In a meeting earlier today the question of handling machine failures was raised. Dealing with failures is obviously something one cannot take lightly and there are several approaches available. It is always, however, good to first explicate the requirements. What user-experience do we want to provide? In some scenarios (like when withdrawing money) it is not ok to fail, while in others (getting your friend’s latest facebook update) some degree of failure is ok. In extreme cases, maybe it is even ok to tell the user that the service is unavailable, although that is more certain to stir up some frustration.

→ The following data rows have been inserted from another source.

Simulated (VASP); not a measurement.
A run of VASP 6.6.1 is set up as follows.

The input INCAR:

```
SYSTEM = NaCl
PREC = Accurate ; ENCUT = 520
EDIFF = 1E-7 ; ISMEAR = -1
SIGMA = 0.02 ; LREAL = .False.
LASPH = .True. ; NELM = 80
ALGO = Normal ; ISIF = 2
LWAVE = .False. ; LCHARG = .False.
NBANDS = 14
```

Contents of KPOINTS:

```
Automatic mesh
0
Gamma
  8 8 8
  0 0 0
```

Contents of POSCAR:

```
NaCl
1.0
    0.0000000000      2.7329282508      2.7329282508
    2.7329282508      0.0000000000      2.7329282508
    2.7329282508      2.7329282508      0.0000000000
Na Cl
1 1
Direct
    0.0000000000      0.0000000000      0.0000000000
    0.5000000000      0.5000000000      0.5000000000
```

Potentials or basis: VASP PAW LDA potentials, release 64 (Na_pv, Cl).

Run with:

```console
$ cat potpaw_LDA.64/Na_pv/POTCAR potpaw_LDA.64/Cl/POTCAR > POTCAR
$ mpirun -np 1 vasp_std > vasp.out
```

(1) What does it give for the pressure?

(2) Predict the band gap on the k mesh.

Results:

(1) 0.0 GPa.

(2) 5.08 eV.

Secondly, one need to think about what level of failures to handle. There’s huge difference between handling machine failures and datacenter failures. Dealing with machine failures can be addressed within the application or using external hardware components. There’s also a design decision (or philosophical decision) to make whether the system should be aware of what type of failure guarantees it can provide or not: i.e cluster or machine-aware. Each will require different semantics and consistency considerations.

In the service component that we’re building for generating recommendations on-the-fly, we can integrate methods for replication of the data model to increase availability of recommendations to serve. There are, at least, four possible replication schemes with varying complexity to consider:

  1. If the whole model fits in RAM it can be replicated on all machines. Since, at least initially, the model is only updated once a day, there are few consistency issues to worry about. As long as the cluster can handle all incoming requests all but one machine may fail.
  2. If the whole model does not fit in RAM, it can be sharded and replicated amongst a subset of machines in the cluster. This could result in certain parts of the model not being available to recommend, but if the index used to keep track of the itemsets is kept up to date, the “most similar” items can still be served. Here a subset but one machine may fail to ensure that some data is served (albeit it may not be the most accurate recommendations).
  3. An alternative to version two is to split the data such that only some users are affected by machine outages. This would depend on how the model is split across the cluster and how the index of the itemsets are kept up to date.
  4. Finally, one alternative is to not do any replication to handle failures and simply serve static or no recommendations at all if a failure occur.

Perhaps the question we should ask ourselves is: How little redundancy can we get away with?